A hidden world of weird wonder is inside those software license agreements that we routinely accept. Ever heard of Wallis & Futuna? Visited the courts of the city of Montevideo? Have you had a nightmare in which a legal proceeding involving you is conducted entirely in Chinese? They’re all there in the fine print.
I entered this microcosm recently when I wrote an article for Bloomberg Businessweek about the limits of mandatory disclosure laws. According to Omri Ben-Shahar and Carl Schneider, the authors of More Than You Wanted to Know: the Failure of Mandated Disclosure, only one or two shoppers out of 1,000 even glance at end-user license documentation. The agreement to buy a 99¢ song on iTunes runs 32 pages—if you print it out, which hardly anyone ever does.
Last weekend, at my wife’s request, I installed the latest version of IBM’s SPSS statistical software package on her home computer, and I decided to print out the license agreement. I wanted to see if it would be as long as iTunes’. Nope. It was 87 pages. I kept on having to feed more paper into the printer. The ink! The precious ink!
The beauty of software license agreements—the thing that makes them like William Blake’s “World in a Grain of Sand“—is that they must be comprehensive. Every place, every eventuality has to be covered to avoid misunderstandings. One assumes there are few, if any customers, for SPSS in Wallis & Futuna, a French protectorate in the South Pacific with a total population of fewer than 16,000. The protectorate’s economy, according to the CIA Factbook, “is limited to traditional subsistence agriculture, with 80 percent of labor force earnings from agriculture (coconuts and vegetables), livestock (mostly pigs), and fishing.” Should any case involving SPSS arise in Wallis & Futuna, however, it will be addresses by the Commercial Court of Paris. Merveilleux.
English is the language of choice, or at least an option, for cases in most of the world. But the IBM license specifies that if an arbitration is in China, “The arbitration will take place in Beijing and be conducted in Chinese.”
In Peru, we learn, IBM will be liable for willful misconduct, which is dolo in Spanish, and gross negligence, which is culpa inexcusable. A song in Spanish is already called “Culpable Soy Yo,” so maybe the IBM license agreement will inspire someone to write one called “Culpa Inexcusable.”

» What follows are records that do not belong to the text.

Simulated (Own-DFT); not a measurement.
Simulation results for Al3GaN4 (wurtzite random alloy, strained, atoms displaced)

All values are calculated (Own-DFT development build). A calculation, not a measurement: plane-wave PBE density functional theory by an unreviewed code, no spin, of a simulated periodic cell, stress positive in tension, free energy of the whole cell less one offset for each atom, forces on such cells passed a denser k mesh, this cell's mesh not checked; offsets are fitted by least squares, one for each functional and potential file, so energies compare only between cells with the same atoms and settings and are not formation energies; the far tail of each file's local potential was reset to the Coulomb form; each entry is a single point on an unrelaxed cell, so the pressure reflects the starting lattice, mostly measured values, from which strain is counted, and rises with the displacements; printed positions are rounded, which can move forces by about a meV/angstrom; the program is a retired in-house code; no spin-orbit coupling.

More important provisions are in the license agreement, of course, such as what appears to be a requirement that claims be made within two years of the “cause of action.” There’s a money-back guarantee “if the Program does not function as warranted during the Warranty Period and the problem cannot be resolved with information available in the IBM databases.” That kind of stuff.
But the hidden gems are what make this document worth perusing. Here’s another one: The program “may” contain Microsoft Visual Studio SDK code. If so, it may not be used “in support of any of the following High Risk Activities: design, construction, control, or maintenance of nuclear facilities, mass transit systems, air traffic control systems, weapons systems, or aircraft navigation or communications.”
It would be crazy to read each and every license agreement and other electronic disclosure from beginning to end. Try it once, though. You might learn something.